I'm reading Cohen-Macaulay Rings by Bruns & Herzog. The lemma below which is used in the proof of the Proposition 1.4.9 and whose proof is left to the reader is difficult for me to prove:
Lemma.
Let $R$ be a Noetherian ring, and $M$ be a finitely generated $R$-module. Then $M$ is a projective module and has rank $r$ (i.e. $M\otimes Q$ where $Q$ is the total ring of fractions of $R$ is a free $Q$-module of rank $r$) if and only if $M_{\mathfrak{p}}$ is a free $R_{\mathfrak{p}}$-module of rank $r$.
To prove this, the lemmas below may be useful:
Proposition 1.4.3.
Let $R$ be a Noetherian ring, and $M$ an $R$-module with a finite free presentation $F_{1}\rightarrow F_{0}\rightarrow M\rightarrow 0$. Then the following are true:
(a) $M$ has rank $r$;
(b) for all prime ideals $\mathfrak{p}\in \mathop{\mathrm{Ass}}R$ the $R_{\mathfrak{p}}$-module $M_{\mathfrak{p}}$ is free of rank $r$.
Theorem 7.12. of Commutative Algebra by H. Matsumura (Japanese version).
Let $R$ be a ring and $M$ be an $R$-module of finite presentation. Then $M$ is projective if and only if $M_{\mathfrak{m}}$ is a free $R_{\mathfrak{m}}$-module for all maximal ideals $\mathfrak{m}\subseteq R$.
My idea for the proof.
By theorem 7.12, we find that $M$ is projective iff $M_{\mathfrak{m}}$ is free for all maximal ideals iff $M_{\mathfrak{p}}$ is free for all primes. Therefore the sufficiency follows from theorem 1.4.3. For the necessity, it follows that $M_{\mathfrak{p}}$ is free of rank $r$ for all $\mathfrak{p}\in\mathop{\mathrm{Ass}}R$. However, we don't know anything about those primes which are not associated primes. How can we manage it?

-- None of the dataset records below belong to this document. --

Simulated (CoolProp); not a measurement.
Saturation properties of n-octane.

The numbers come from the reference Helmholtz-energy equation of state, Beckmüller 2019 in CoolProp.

If $q$ is an arbitrary prime ideal, then it contains a minimal prime, say $p$. We know that $M_q$ is a free $R_q$-module of finite rank, say $s$. Then any localization of $M_q$ is a free module of rank $s$, too. But $(M_q)_{pR_q}\simeq M_p$, so its rank is actually $r$. (Recall that a minimal prime is associated.)